Perhaps this is the place to note that Fresno is a spoof. In a prime-time soap- opera era of evil look-alikes, characters miraculously resurrected from the dead, and whole seasons that turn out to be dreams, it is hard to tell the parody from the real goods. Fresno tries to toss stink bombs at a genre that is probably impervious to anything short of nuclear annihilation. What's more, it does so in a format virtually unheard of on TV: a comedy mini-series. No multiparter has ever managed to sustain laughs for five consecutive nights. On purpose anyway.
Fresno boldly disdains a laugh track, and if it were not for the network's tongue-in-cheek promos, a casual viewer might miss the joke. The cast plays it expertly deadpan, with only an occasional wink at the audience. Satiric jabs at specific soaps are few and relatively tame. The California wines of Falcon Crest have puckered into raisins. The Southern accents (in California?) have migrated from Dallas. Garr's drop-dead wardrobe and a female catfight are straight out of Dynasty. And when Tiffany searches for her father at a costume party, she assembles all the men who are dressed as clowns and demands, a la Lace, "Which one of you bozos is my father?"
Most of the time, the show opts for subtler flecks of wit, often tucked into the edges and backgrounds of scenes. The restaurant where two characters meet (look fast) is called Ma Raison, and one of Cane's bright ideas to save the farm is something called a bran raisin -- no need to add cereal. Other, broader gags can be quite funny. When one character finds himself face to face with a loaded gun, he coolly dares the malefactor to shoot: "You're not scared, are you? . . . Maybe you're too used to having someone do your dirty work." Only this time the bad guy interrupts by blowing him away.
But if Fresno avoids the pitfalls of most TV parody -- gimmicks and overkill -- it errs on the side of politeness. The satire is too meek, there ^ are too many dead spots and blank expressions, and the dialogue often sounds like comedy writers' Muzak. (Grodin: "I'll see us all go to our graves before we lose this ranch!" Garr: "You go to your grave; I'm going to bed.") Burnett seems especially subdued, looking in vain for the precise parodic target that would launch her into an over-the-top lampoon of the kind she mastered on her old variety series.

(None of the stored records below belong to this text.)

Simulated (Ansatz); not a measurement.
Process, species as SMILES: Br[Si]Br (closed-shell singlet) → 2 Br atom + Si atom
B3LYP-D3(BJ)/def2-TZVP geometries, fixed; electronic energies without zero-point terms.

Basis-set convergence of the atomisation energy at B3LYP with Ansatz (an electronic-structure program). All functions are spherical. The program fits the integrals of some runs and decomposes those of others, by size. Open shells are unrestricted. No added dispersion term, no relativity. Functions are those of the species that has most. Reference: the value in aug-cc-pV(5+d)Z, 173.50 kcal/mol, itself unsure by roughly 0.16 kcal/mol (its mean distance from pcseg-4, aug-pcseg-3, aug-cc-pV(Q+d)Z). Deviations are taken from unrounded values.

Indeed, a few Carol Burnett Show writers, or just one of the Zucker brothers (whose movie Airplane! was a funnier and more freewheeling spoof), might have turned Fresno into the definitive takeoff it aspires to be. Fresno seems oddly overqualified: a parody that is better plotted, acted and directed (by Jeff Bleckner) than most of the shows it satirizes. Six hours without one ludicrous cliff-hanger or evil twin? This is a mini-series that could have used a bit less taste and a little more Fresno.